When translated, the patent states that the issue the patent aims to solve is, ‘In the imaging device, the vibration generated by the shutter is difficult to propagate to other parts, and the shutter is positioned with high accuracy.’ Put another way, the patent describes technology designed to address the problematic vibration caused by a mechanical shutter when you begin your exposure. It isn’t much of an issue with low-resolution cameras, but as you increase the resolution of the sensor, the more likely it is that shutter shock will negatively impact your image quality. The shutter is a very precise mechanical component of a camera, so any shock and vibration can be problematic.

All cameras have to contend with the issue to varying extents and there are ways to minimize the effect of shutter shock, including the use of an electronic shutter or electronic first curtain shutter.

The solution outlined in Canon’s new patent doesn’t translate very well, but here’s the translated text nonetheless: ‘An image pickup device 100 has an image pickup element 103a for taking an image of a subject, a shutter 110 for controlling an exposure time of the image pickup element by traveling a shutter blade 302, and moving the shutter in a plane orthogonal to an image pickup optical axis. It has a holding member 120 that can hold the shutter, and first urging members 402a to 402c that urge the shutter in the first direction in the plane. The shutter has contact portions 301g to 301i that abut on the positioning portions 120g to 120i provided on the holding member and position the shutter at a predetermined position in the first direction. The shutter can move from a predetermined position against the urging force of the first urging member, and the image pickup apparatus is a first cushioning member that abuts on the shutter that returns to the predetermined position by the urging force of the first urging member. It has 404a and 404b. [Selection diagram] FIG. 5.’

Figure 5. Click to enlarge.

In an expanded section of the patent, Canon’s application explains how the movement of the shutter blades vibrates and the vibration propagates to the image sensor itself, resulting in a blurrier image. Canon hopes to solve this issue with a much more precise shutter design. As described by DIY Photography, Canon’s patent describes a mechanism to open and close the shutter with reduced vibrations by using electromagnets. Three of these magnets will work together to control the movement of the shutter and cushion the shutter as it reaches its limit, reducing the vibration caused by the shutter fully opening and closing.

Instead of a shutter reaching its physical limit at maximum speed, therefore roughly hitting an interior component and causing vibration to propagate outward, electromagnets will decelerate the shutter before its limit, softening the blow, so to speak. Less force means less vibration.
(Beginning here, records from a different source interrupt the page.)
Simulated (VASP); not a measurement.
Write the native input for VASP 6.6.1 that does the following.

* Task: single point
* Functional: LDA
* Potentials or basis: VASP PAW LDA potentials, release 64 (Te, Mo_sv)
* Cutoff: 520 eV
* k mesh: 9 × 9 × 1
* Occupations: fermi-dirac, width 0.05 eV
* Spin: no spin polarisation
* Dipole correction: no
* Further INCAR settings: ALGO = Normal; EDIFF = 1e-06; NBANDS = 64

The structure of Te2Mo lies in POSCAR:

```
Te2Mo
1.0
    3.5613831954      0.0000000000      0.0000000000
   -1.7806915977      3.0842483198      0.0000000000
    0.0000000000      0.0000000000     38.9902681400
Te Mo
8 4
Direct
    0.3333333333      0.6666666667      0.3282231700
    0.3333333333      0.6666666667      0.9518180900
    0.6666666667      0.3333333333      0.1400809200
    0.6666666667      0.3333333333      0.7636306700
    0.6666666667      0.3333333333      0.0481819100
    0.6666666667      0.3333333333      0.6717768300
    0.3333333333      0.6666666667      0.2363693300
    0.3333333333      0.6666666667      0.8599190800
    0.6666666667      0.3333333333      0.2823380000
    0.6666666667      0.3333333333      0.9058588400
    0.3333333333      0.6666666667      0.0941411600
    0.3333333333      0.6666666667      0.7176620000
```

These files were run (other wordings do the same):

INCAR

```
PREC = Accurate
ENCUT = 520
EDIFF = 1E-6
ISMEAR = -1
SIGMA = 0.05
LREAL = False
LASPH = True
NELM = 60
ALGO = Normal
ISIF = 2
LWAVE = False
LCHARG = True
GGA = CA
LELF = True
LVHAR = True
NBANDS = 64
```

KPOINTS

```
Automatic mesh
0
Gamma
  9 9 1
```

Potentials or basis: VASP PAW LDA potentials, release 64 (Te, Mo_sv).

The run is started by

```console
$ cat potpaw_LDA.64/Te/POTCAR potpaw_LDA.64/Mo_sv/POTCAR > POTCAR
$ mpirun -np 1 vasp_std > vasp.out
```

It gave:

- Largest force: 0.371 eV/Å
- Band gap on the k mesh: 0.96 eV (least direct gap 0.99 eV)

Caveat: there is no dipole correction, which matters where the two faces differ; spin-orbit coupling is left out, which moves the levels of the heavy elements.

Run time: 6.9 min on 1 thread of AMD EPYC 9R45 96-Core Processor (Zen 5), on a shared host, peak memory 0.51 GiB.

Figure 6. Click to enlarge.

There are rumors abound about a new high-resolution EOS R-series camera, so it stands to reason that Canon may be looking at ways to reduce shutter shock given that some of our readers have observed issues with the Canon EOS R5 and its mechanical shutter at certain shutter speeds. It’s not an issue unique to Canon, of course, but if Canon’s patent comes to fruition in a production model, the company may be the first to try to solve it with a sophisticated electromagnetic dampening design. Nikon, on the other hand, opted to ditch a mechanical shutter altogether with its flagship Z9 mirrorless camera.